Pelosi, like Yarmuth, also vowed to make the wage increase a reality this Congress.
“This is a value, this is a priority,” she said. “We will get it done.”
It’s unclear how Democrats intend to make good on their promise to raise the wage this Congress, given the 50-50 split in the Senate. Yarmuth noted that House Democrats are prepping another reconciliation package in the months to come, although it’s unclear why the parliamentarian would rule any differently on the topic the next time around.
Yarmuth said the surest strategy would be for Senate Democrats to eliminate the chamber’s 60-vote threshold, which allows the minority party to block virtually all controversial proposals.
“The way we do it is to do away with the filibuster,” he said.

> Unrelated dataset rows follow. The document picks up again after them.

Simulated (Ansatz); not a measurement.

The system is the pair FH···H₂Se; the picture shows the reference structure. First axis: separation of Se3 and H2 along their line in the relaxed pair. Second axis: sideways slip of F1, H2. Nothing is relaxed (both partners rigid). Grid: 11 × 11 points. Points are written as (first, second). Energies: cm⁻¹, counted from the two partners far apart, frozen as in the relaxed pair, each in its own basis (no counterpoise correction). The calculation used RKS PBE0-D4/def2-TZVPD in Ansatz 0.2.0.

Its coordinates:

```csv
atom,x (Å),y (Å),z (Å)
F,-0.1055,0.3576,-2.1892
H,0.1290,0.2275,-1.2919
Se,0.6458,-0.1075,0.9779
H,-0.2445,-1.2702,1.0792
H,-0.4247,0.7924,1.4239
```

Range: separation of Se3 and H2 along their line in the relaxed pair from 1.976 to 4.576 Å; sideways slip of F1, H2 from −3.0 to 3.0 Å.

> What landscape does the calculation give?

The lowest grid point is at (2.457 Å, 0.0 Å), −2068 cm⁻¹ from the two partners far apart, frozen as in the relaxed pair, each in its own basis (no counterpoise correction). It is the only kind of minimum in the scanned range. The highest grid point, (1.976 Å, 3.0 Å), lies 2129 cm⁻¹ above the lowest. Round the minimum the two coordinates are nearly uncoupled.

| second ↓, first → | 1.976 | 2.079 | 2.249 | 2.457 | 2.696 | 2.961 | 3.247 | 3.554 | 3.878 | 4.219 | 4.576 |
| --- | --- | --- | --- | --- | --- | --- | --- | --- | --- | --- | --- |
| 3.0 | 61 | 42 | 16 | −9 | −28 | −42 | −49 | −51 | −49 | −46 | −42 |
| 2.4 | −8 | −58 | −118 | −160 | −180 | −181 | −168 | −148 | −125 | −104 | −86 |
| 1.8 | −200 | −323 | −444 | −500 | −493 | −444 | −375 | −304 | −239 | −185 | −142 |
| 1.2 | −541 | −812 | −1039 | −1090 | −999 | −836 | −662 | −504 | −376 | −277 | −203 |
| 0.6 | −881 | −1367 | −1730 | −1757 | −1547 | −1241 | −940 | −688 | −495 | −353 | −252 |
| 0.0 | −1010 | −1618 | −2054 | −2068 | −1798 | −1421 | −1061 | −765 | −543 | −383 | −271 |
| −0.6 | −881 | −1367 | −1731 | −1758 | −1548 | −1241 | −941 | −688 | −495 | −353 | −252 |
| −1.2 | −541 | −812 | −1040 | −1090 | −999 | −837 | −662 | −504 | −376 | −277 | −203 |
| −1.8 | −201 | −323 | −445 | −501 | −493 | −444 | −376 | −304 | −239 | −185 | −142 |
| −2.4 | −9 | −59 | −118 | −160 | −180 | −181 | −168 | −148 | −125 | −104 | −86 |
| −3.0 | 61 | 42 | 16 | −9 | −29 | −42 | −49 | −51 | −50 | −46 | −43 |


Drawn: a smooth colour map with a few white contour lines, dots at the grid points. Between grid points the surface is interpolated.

Bolstering the Democrats’ effort, public opinion polls indicate overwhelming support for the wage hike. A Reuters/Ipsos survey released Thursday found that 59 percent of voters support the $15 level, versus 34 percent who opposed it. Such numbers might make it difficult for Senate Republicans to oppose an update to the minimum wage, which Congress has not increased since 2007, when it went up to $7.25 per hour.
Democrats are already warning that if Republicans block the wage hike, it’ll be used against them on the campaign trail heading into the 2022 midterms.
“I think the more important question is: what kind of price are the Republicans — both in Congress and outside who have opposed this … what kind of price are they going to pay?” said Yarmuth.